This repository contains the instructions and scripts to replicate experiments reported in:
Khorrami, Cruz Blandon & Räsänen: Computational Insights to Acquisition of Phonemes, Words, and Word Meanings in Early Language: Sequential or Parallel Acquisition? Proc. CogSci-2023, Sydney, Australia. (https://escholarship.org/uc/item/79t028n8)
This project aims to model an infant statistical language learner where the learner agent is utilizing two mechanisms including unsupervised speech pattern discovery and association of co-ocurring speech and visually perceived scene. Accordingly, the model is an unsupervised speech representation learning artificial neural network that is trained using on unlabelled speech and audiovisual data. The learning mechanism include a wav2vec 2.0 model for unsupervised speech learning and Transformer-based visually grounded speech model for audio-visual associative learning. The two mechanism are applied individually and in combination exploring various possible learning scenarios. After training, language capabilities of the model are evaluated in terms of semantic audiovisual mapping using speech and visual embeddings as well as phonemic and lexical category recognition using activation patterns of hidden layers of the speech encoder block.
This project's model is based on the work from the following repository:
https://github.com/jasonppy/FaST-VGS-Family
To train the model, please download the code from the above repository and follow the provided instructions. Additionally, please ensure that you give credit to the creators for their contributions to the model.
For setting the weight of the audio (SSL) and audio-visual (VGS) losses (i.e., alpha coefficient), you need to modify the "weight_loss" function within the "steps/trainer.py" file of the model's source code.
The VGS+ model combines a wav2vec 2.0-based speech self-supervised learning (SSL) and a transformer-based visually grounded speech (VGS) learning mechanisms within one model. It has shown that the speech representations obtained from hidden layers of the trained VGS+ model contain phonemic and lexical information.
"abx.py" provides the speech representations of a given hidden layer (of the speech encoder and decoder) for ABX task. Please first modify the path to the input data (test audio files) and the path to save the output data (speech embeddings).

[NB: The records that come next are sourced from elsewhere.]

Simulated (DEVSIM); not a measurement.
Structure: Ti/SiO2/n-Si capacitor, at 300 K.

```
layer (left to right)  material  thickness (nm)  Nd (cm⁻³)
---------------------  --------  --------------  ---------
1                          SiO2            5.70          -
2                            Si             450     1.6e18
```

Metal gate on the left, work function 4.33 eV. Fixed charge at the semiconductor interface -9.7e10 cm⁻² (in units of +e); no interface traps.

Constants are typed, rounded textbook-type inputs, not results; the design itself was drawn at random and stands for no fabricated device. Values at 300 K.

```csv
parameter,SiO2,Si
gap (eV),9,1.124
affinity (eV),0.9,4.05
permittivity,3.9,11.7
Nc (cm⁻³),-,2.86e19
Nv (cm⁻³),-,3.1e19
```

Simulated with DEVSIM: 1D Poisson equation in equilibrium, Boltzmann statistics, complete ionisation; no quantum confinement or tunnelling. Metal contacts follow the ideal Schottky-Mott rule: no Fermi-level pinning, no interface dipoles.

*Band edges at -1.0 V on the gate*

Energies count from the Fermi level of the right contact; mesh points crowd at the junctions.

For measuring the ABX phoneme discrimination score, please follow the instructions in following repository:
https://github.com/zerospeech/zerospeech2021
You can use the template provided at "abx.sh" to obtain ABX score for different layers (0:11) of any specific model (specified by the path to the bundle file of the model).
For test data, you need to download dev-clean subset of LibriSpeech data from https://www.openslr.org/12 .
"lexical.py" provides the speech representations of a given hidden layer (of the speech encoder and decoder) for lexical task. Please first modify the path to the input data (test audio files) and the path to save the output data (speech embeddings).
For measuring the lexical score, please follow the instruction in the following repository:
https://github.com/SPEECHCOG/CDI_lextest
You can use the template provided at "lexica.sh" to obtain lexical score for different layers (0:11) of any specific model (specified by the path to the bundle file of the model).